Anand Jon's Post-Verdict Twilight Zone
The court afterlife of the Anand Jon trial -- a post-verdict twilight filled with sentencing hearings and new trial motions -- has now stretched out longer than the trial itself. That proceeding ran a mere two months before the Beverly Hills fashion designer was convicted of one count of rape and 15 charges of sexual assault. At that time, co-prosecutor Frances Young described Jon as "a 34-year-old pedophile masquerading as a fashion designer." Little did Young guess, back then, that a rogue juror was setting in motion events that would, at the very least, postpone Jon's sentencing for months and, at worst, could result in a new trial to be prosecuted not by the D.A.'s office but by the state Attorney General's. L'affaire Jon has become a half-year telenovela masquerading as a trial.
Briefly, a juror named Alvin Dymally began contacting Anand Jon's sister, Sanjana, shortly before the trial's conclusion in November. Dymally's outreach began, like many a high school melodrama, with a note passed in a cafeteria. Except this cafeteria was located in the Criminal Courts Building and Dymally was way out of line contacting anyone connected with either side of the trial. On the note was a phone number for Sanjana to call which she did, although nothing apparently resulted from the contact. Dymally, however, as Juror 12, soon thereafter proved extremely balky during deliberations and Judge David Wesley had to question in court, separately, Dymally and his fellow jurors who claimed he was refusing to discuss the case with them. For a time it had seemed a very real possibility that Dymally would be booted off the panel, though Wesley allowed him to remain on it.
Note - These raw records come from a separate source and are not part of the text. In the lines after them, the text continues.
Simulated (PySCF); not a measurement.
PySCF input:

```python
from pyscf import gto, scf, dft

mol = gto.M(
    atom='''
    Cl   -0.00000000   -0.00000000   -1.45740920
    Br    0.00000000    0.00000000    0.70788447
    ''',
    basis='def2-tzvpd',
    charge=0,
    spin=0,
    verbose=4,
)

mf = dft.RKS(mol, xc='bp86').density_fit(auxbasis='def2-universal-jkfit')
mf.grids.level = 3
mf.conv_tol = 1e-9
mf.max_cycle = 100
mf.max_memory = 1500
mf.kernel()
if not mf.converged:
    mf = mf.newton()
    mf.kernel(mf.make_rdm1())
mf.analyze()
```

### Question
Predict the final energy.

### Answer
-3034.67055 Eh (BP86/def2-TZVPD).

These scenarios remain theories because District Attorney's investigators intercepted and questioned Dymally before he could enter the Starbucks -- and apparently scared him off. These investigators, Jon's lawyers claim, had been invited to observe the Starbucks meeting but ended up scuttling it. The defense claims the D.A.'s office is now so tainted by this incident that it must recuse itself from any new trial that may eventually be granted. Such a new proceeding, the defense hopes, would be prosecuted by Attorney General Jerry Brown's office.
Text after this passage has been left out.